Etymologists have concluded the noun was effectively a merger in the Middle English of three related Old English nouns: flota (boat, fleet), flote (troop, flock) & flot (body of water, sea), all from the same source as the verb.  The early senses were the now-mostly-obsolete ones of the Old English words: the early twelfth century “state of floating"”, the mid thirteenth century “swimming”, the slightly later “a fleet of ships; a company or troop” & the early fourteenth century “stream or river”.  From circa 1300 it has entered the language of fishermen to describe the attachments used to add buoyancy to fishing lines or nets and some decades later it meant also “raft”.  The meaning “a platform on wheels used for displays in parades etc” dates from 1888 and developed either from the manner they percolated down a street on from the vague resemblance to flat-bottomed boat which had been so described since the 1550s.  The type of fountain drink, topped with a scoop of ice cream was first sold in 1915.

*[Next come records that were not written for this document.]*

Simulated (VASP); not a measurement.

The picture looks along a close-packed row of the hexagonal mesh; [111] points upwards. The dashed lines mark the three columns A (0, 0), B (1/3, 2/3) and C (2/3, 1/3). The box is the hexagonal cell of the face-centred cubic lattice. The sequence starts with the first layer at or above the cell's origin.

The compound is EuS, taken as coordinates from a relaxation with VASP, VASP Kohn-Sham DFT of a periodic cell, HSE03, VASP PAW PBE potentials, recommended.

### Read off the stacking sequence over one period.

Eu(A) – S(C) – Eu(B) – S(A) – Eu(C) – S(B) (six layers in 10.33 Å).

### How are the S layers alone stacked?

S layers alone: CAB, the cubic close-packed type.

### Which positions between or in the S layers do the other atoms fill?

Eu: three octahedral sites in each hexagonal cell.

The noun floater (one who or that which floats) dates from 1717 as was the agent noun from the verb.  From 1847 it was used in political slang to describe an independent voter (and in those days with the implication their vote might be “for sale”), something similar to the modern “swinging voter”.  By 1859 it referred to “one who frequently changes place of residence or employment” and after 1890 was part of US law enforcement slang meaning “dead body found in the water”.  The noun flotation dates from 1765, the spelling influenced by the French flotaison.  The adverb afloat was a direct descendent from the Old English aflote.  In idiomatic use, it was the boxer Muhammad Ali (1942–2016) who made famous the phrase “float like a butterfly; sting like a bee” and “whatever floats your boat” conveys the idea that individuals should be free to pursue that which they enjoy without being judged by others.  To “float someone’s boat” is to appeal to them in some way.  Float is a noun & verb, floater is a noun, floated is a verb, floating is a noun, verb & adjective and floaty is a noun & adjective; the noun plural is floats.

Lindsay Lohan floating in the Aegean, June 2022.

In the modern age, currencies began to be floated in the early 1970s after the collapse of the Bretton Woods system (1944) under which most major currencies were fixed in relation to the US dollar (which was fixed to gold at a rate of US$35 per ounce).  That didn’t mean the exchange rates were static but the values were set by governments (in processes called devaluation & revaluation) rather than the spot market and those movements could be dramatic: In September 1949, the UK (Labour) government devalued Sterling 30.5% against the US dollar (US$4.03 to 2.80).  The Bretton Woods system worked well (certainly for developed nations like the US, the UK, Japan, Canada, Australia, New Zealand and much of western Europe) in the particular (and historically unusual) circumstances of the post-war years but by the late 1960s, with the US government's having effectively printed a vast supply of dollars to finance expensive programs like the Vietnam War, the nuclear arms build-up, the “Great Society” and the space programme, and social programs, surplus dollars rapidly built up in foreign central banks and increasingly these were being shipped back to the US to be exchanged for physical gold bars.  In 1971, the Nixon administration (1969-1974) responded to the problem of their dwindling gold reserves by suspending the convertibility, effectively ending the Bretton Woods system and making floating exchange probably inevitable, the trend beginning when Japan floated the Yen in 1973.

A Bloomberg chart tracking the effect of shifting the US dollar from its link with gold to a fiat currency.  Due to this and other factors (notably the oil price), in the 1970s, the bills of the 1960s were paid.

Others however moved more slowly, many adopting the tactic of the Australian government which as late as 1983 was still running what was known as a “managed float”, an arrangement whereby the prime-minister, the treasurer and the head of the treasury periodically would meet and, using a “a basket of currencies”, set the value of the Australian dollar against the greenback and the other currencies (the so-called “cross-rates”).  Now, most major Western nations have floating currencies although there is sometimes some “management” of the “float” by the mechanism of central banks intervening by buying or selling.  The capacity for this approach to be significant is however not as influential as once it was because the numbers in the forex (foreign exchange) markets are huge, dwarfing the trade in commodities bonds or equities; given the volumes, movements of even fractions of a cent can mean overnight profits or losses in the millions.  Because some "floats" are not exactly "free floats" in which the market operates independently, there remains some suspicion that mechanisms such as "currency pegs" (there are a remarkable variety of pegs) and other methods of fine tuning can mean there are those in dark little corners of the forex world who can benefit from these manipulations.  Nobody seem prepared to suggest there's "insider trading" in the conventional sense of the term but there are some traders who appear to be better informed that others.